USDA's June 24 Quarterly Hogs & Pigs Report was viewed as bearish by the market, due largely to a comparatively large spring farrowings total. The industry expected most population numbers on the report to rise about 1% annually, but the combination of a 1.48% year-to-year increase in March-May sow farrowings combined with a 1.06% yearly increase in litter sizes to produce a spring pig crop 2.55% larger than seen one year ago. The fact USDA rounded that percentage figure up to 103% (as per normal practice) likely exaggerated the negative psychological impact of the report.
The June 1 population of heavyweight hogs (180 pounds and over) at 1% over year-ago essentially equaled recent slaughter differences and pre-report estimates. The number of hogs weighing 120-179 pounds at 101% of last year topped forecasts averaging just 0.3% over last year. The real surprises stemming from the larger spring pig crop came in the lighter weight (50-119 pound and less than 50 pound) categories, both of which came in 2% over June 2015. These data suggest early-to-midsummer hog kills will tend to remain about 1% over year-ago, then generally run about 2% over 2015 levels through late summer and fall. Such large numbers look rather bearish for the late 2016 price outlook.

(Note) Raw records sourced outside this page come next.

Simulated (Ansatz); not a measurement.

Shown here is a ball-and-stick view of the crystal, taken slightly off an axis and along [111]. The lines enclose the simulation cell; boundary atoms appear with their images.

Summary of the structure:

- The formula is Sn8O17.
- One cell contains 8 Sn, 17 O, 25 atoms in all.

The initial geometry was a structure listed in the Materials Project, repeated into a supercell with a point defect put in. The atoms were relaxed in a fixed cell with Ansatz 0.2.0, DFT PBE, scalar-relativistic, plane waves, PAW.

The chart above takes the numbers from the weight breakdown and plots very tentative forecasts for weekly U.S. hog slaughter through the balance of the year. The first thing that jumps out are the offsets in the kills likely to be seen around the Independence Day and Christmas holidays. Both shift from late one week to early the week following due to the leap year; these will significantly affect packer activity. I would particularly note that Christmas 2015 came on a Friday, thereby shutting down packer activity that day and on the day following. Having it come on Sunday this year will likely limit the shutdown to Monday, December 26. The chart implies weekly kills will tend to run about 1% over year-ago levels through much of July and August, then average about 2% over 2015 rates through the final four months of the year. Overall, I've used the pattern indicated by the 10-year mean as a guide for the suggested totals depicted later in the year.
However, there is a potential major issue that might arise in late 2016. Note that weekly hog slaughter posted a mid-December 2015 peak at 2.499 million head. That essentially topped the packing industry's slaughter capacity at 2.491 million. (This figure and the following capacity estimates were provided by Steve Meyer of EMI analytics. They are derived by multiplying daily capacity totals by 5.4 workdays, which packers can reportedly sustain without incurring exaggerated costs.)
Packing industry capacity for 2016 is currently projected at 2.496 million, thereby suggesting the late-2016 hog supply, which may top year-ago levels by 2%-3% could exceed slaughter capacity for several weeks. Such large supplies probably won't be an issue in 2017, when the anticipated opening of several new plants is expected to boost the packer processing limit to 2.615 million head per week.
Talk of hog supplies topping the packing industry's ability to handle them for more than a few days is a scary thought, especially for those who lived through the 1998 situation and resulting price collapse. It's certainly possible that hog and pork prices could suffer badly if late-2016 conditions prove similar. Conversely, circumstances might not prove all that bearish if packers have the proper incentive to run plants longer on Saturday and possibly on Sunday.
Ultimately, that could require very vigorous demand from domestic consumers and international pork buyers. The late-spring strength exhibited by summer hog futures was rather clearly predicated upon ideas that pork demand would prove quite robust during July and especially August. The cash market has clearly outperformed previous expectations in recent weeks, but its ability to sustain that strength is open to question in the wake of the recent futures setback. The relatively large slaughter totals implied by the Hogs & Pigs report didn't help the bullish cause.
I'm cautiously optimistic on this score, thinking strong Chinese imports could support the market quite well during the coming weeks. Conversely, cash price slippage during summer might reflect disappointing demand and presage an exaggerated fall decline. As a consequence, hog industry participants might be well advised to establish some fourth-quarter price protection despite the sizable discounts already built into October and December futures."